87. In the present case the Commission considers that the risks
associated with the proposed development were accentuated by the fact
that the property was situated in an area zoned as a "green belt" and
was subject to a special procedure of ministerial consent before
permission could be granted. It subsequently transpired that the
Minister for Local Government had misinterpreted the relevant
legislative provision and granted the outline permission in excess of
his powers. The courts, while finding that the Minister was wrong in
his interpretation of his powers, found that he had acted bona fide on
the advice of his legal advisers and had not been negligent.

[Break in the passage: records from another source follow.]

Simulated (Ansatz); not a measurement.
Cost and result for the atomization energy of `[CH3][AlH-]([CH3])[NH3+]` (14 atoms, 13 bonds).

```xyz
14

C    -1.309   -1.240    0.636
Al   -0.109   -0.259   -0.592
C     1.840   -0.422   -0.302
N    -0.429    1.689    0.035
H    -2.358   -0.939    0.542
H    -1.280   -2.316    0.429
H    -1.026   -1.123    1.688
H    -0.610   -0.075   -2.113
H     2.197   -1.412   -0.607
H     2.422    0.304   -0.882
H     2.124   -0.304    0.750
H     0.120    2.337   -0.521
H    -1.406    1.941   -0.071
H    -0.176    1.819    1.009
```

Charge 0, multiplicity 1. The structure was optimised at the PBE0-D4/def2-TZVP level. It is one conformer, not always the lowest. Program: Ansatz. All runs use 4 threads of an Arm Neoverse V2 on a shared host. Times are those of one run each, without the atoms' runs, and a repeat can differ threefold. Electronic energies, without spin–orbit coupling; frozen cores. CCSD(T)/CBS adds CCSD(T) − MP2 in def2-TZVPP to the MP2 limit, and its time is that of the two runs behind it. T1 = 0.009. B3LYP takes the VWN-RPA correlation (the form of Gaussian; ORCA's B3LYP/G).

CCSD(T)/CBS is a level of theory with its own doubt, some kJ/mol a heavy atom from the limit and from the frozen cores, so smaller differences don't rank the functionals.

88. In the light of these considerations the Commission finds,
having regard to the wide margin of appreciation enjoyed by States
under the second paragraph of Article 1 of the Protocol (P1-1-2) in the
enforcement of planning legislation, that the failure to compensate
the applicants or validate their outline permission by legislation was
not disproportionate to the aims pursued. The interference with the
applicants' property rights was thus justified under the terms of the
second paragraph of Article 1 of the Protocol (P1-1-2).
Conclusion
89. The Commission concludes:
(1) by nine votes to four, that there has been no violation of the second
applicant's rights under Article 1 of the Protocol (P1-1);
(2) by ten votes to three, that there has been no violation of the
third applicant's rights under Article 1 of the Protocol (P1-1).
C. Article 14 of the Convention in conjunction with
Article 1 of the Protocol (Art. 14+P1-1)
90. Article 14 (Art. 14) states as follows:
"The enjoyment of the rights and freedoms set forth in
this Convention shall be secured without discrimination
on any ground such as sex, race, colour, language,
religion, political or other opinion, national or social
origin, association with a national minority, property,
birth or other status."
91. The applicants complain that they were the victims of
discrimination in that they were excluded from the benefit conferred
by Section 6 (1) of the 1982 Act while others similarly situated had
their permissions and approvals retrospectively validated.
92. The Government contend that no issue of discrimination arises
since Section 6(1) of the 1982 Act in fact applied to the applicants.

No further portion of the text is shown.